Recently, I was having a conversation with fellow C3 analyst Geoffrey Long about a prior post in which I indicated that indecency fines raising would stifle the creative industry and cause great damage to convergence culture. Playing devil's advocate, he pointed out that a heavily policed environment on broadcast could give networks a powerful new force to drive fans to try content from online platforms, with the full or uncensored versions available there and the sanitized version appearing on TV.
It was a point well taken, and I do agree that companies may be able to find ways to use this increase in government influence on television programming to their advantage. However, on the other hand, I fear that advocating or okaying a tightened censorship on broadcast television helps open the door further for intrusion into other spaces as well, including the Internet. Censorship is like a bad house guest or Chris Farley's Herlihy Boy...once you give it an a small place in your life, it begins to take over.
However, relating to this conversation, one of the comments in that prior post about the PTC and the indecency fines questioned what these old media companies had to do with convergence culture. I pointed out that the very idea of convergence deals with the collision of old and new media. If all we were talking about were the Internet, then it would be new media culture and not convergence. Television, magazines, newspapers, films...these platforms are far from dead and hold a central place in people's lives and entertainment consumption.

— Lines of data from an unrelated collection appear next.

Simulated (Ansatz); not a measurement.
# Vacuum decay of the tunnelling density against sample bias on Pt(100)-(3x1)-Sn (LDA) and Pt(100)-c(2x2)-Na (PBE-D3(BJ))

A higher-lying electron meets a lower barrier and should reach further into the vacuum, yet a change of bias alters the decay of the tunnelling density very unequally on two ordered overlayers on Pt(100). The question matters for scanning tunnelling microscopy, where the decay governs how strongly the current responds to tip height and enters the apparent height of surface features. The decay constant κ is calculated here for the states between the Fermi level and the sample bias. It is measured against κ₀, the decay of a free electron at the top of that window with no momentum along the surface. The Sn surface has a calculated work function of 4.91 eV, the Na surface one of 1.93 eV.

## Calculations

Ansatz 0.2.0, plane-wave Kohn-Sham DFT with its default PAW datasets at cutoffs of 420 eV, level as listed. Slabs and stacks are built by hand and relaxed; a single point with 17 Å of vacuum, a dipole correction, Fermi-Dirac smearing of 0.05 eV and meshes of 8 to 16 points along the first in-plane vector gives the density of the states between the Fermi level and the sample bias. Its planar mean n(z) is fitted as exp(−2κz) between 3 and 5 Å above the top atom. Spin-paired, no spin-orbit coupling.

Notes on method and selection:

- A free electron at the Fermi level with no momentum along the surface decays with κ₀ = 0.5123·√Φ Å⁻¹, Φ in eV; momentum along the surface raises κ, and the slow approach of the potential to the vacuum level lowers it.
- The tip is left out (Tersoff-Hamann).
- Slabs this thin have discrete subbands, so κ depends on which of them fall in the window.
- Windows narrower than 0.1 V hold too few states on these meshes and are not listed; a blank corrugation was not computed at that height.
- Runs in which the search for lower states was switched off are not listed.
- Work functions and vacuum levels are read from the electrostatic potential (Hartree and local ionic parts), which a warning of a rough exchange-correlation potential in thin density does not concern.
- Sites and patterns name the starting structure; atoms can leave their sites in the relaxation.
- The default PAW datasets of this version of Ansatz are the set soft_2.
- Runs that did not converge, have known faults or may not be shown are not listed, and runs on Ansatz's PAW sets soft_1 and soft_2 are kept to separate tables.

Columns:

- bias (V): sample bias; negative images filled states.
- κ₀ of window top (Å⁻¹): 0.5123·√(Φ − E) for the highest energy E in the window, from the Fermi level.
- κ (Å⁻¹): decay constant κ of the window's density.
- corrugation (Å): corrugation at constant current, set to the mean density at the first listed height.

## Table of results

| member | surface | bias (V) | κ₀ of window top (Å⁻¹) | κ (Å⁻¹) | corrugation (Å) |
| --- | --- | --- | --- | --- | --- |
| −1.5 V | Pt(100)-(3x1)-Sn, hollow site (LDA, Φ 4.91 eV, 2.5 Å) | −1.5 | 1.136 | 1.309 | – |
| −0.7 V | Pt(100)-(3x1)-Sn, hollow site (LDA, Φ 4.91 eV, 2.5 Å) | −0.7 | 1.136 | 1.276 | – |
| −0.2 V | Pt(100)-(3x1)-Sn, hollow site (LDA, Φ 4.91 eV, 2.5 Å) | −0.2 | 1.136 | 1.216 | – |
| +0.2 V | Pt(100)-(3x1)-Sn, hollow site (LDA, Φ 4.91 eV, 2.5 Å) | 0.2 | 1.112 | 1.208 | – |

And, among us who study the media or work in the media industry, it's a common tendency to think that the tools essential to participate in the new media of convergence culture are commonly available to everyone. Sure, when I'm in Boston (where I'm visiting right now), I can pick up Internet signals at almost every corner. But, I'm staying in Kentucky this summer, and I feel like a druggie in need of a fix when I'm searching for a good Internet connection.
C3 adviser Grant McCracken, C3 analyst Ivan Askwith and I were all having a conversation while visiting New York City a few months back that wireless Internet for the nation might be available in five years, and that would really help to enable the convergence culture we talk about. But, there are plenty of places where people who have the disposable income to afford the Internet not only don't have great wireless options available but are even completely dependent on dial-up Internet service. My parents and my in-laws both have and use the Internet but cannot have high-speed at home. I'm forced to sneak outside the city building of the City of Beaver Dam, parked in the alleyway, to pick up a wireless connection, or else go into work after hours at the newspaper office where I'm working this summer.
These places aren't behind the times conceptually. There's income available. But rural areas just have not been a market that's been penetrated with high-speed service at this point. And, until the majority of the nation is wired (or wireless) and ready to go, convergence culture is going to remain primarily dependent on being pushed by old media forms and placing a priority on the types of technology that are universally accessible. Not being a proponent for elitist culture, I think we have to keep this social reality in mind when fantasizing about the current or near-future state of transmedia storytelling and online content.